USA HERALD – Federal regulators have fined Cetera Advisors LLC and its affiliated firms $1.1 million after determining that the company failed for years to properly monitor suspicious stock transactions, allowing warning signs to go undetected across multiple accounts.
According to a settlement announced by the Financial Industry Regulatory Authority, Cetera’s advisory, wealth services, and investment divisions operated with inadequate supervisory controls and weak anti-money laundering safeguards between 2019 and 2021. Regulators said those failures allowed customers to rapidly sell large volumes of low-priced securities without meaningful review.
FINRA found that Cetera’s internal systems did not consistently require representatives to complete mandatory questionnaires designed to flag risks associated with penny stock deposits. As a result, customers were often able to liquidate shares before compliance teams received or reviewed the required information.
In several instances, FINRA said this lack of oversight allowed millions of shares of low-priced stock to be deposited, sold, and wired out of accounts without sufficient investigation into potential red flags.
One example cited by regulators involved a customer who opened an account in mid-2020, deposited tens of thousands of low-priced shares shortly afterward, and began selling them within days. Public filings showed the individual had been hired to promote the issuing company, and the shares were acquired just before the account was opened. FINRA said those factors should have triggered enhanced scrutiny.

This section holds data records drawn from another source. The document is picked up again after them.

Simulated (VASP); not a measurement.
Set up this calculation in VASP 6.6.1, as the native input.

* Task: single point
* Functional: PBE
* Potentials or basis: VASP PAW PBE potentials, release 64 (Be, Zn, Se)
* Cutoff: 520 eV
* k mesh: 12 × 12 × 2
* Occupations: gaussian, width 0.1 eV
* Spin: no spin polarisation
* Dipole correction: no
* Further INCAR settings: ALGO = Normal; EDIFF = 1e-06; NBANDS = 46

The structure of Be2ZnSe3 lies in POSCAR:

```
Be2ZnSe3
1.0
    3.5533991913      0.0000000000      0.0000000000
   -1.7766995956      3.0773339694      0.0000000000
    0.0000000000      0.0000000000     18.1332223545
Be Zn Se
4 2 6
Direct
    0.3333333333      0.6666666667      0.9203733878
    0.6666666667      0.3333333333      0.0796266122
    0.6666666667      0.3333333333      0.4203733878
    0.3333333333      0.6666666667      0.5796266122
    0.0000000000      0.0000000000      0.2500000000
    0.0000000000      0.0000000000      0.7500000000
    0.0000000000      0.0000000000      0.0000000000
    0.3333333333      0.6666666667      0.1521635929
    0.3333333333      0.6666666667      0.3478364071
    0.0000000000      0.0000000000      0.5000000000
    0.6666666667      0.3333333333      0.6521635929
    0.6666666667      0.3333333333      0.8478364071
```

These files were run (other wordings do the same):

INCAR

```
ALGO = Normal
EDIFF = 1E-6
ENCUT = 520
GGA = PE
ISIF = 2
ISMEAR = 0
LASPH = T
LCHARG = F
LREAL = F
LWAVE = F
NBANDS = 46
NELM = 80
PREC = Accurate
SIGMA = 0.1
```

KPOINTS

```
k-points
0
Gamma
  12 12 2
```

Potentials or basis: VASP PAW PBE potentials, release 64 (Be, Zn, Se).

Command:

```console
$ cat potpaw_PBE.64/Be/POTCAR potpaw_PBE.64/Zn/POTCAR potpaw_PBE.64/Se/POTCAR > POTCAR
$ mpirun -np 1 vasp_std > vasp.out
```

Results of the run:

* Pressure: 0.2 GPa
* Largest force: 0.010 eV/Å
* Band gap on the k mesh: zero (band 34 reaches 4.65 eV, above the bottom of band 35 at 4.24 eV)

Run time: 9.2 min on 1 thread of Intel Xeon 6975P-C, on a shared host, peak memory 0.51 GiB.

Regulators also said Cetera’s policies prior to late 2019 failed to provide clear guidance on identifying suspicious activity involving low-priced securities. Even after updates were made, FINRA concluded the firm’s anti-money laundering program still lacked risk-based procedures necessary to detect and report questionable transactions.
In addition, FINRA found that Cetera relied on manually entered data in consolidated client reports without verifying its accuracy, further weakening its ability to identify unusual trading behavior.
Without admitting or denying the findings, Cetera agreed to pay the fine, accept a formal censure, and implement corrective measures to strengthen its supervisory and compliance systems.
In a statement, a company spokesperson said the deficiencies identified by regulators have already been addressed and emphasized that Cetera continues to invest in compliance controls aimed at protecting clients and supporting advisers.
FINRA declined to comment beyond the terms of the settlement.
The enforcement action highlights ongoing regulatory concerns around penny stock activity and the responsibilities brokerage firms face in monitoring transactions that can expose investors and markets to heightened risk.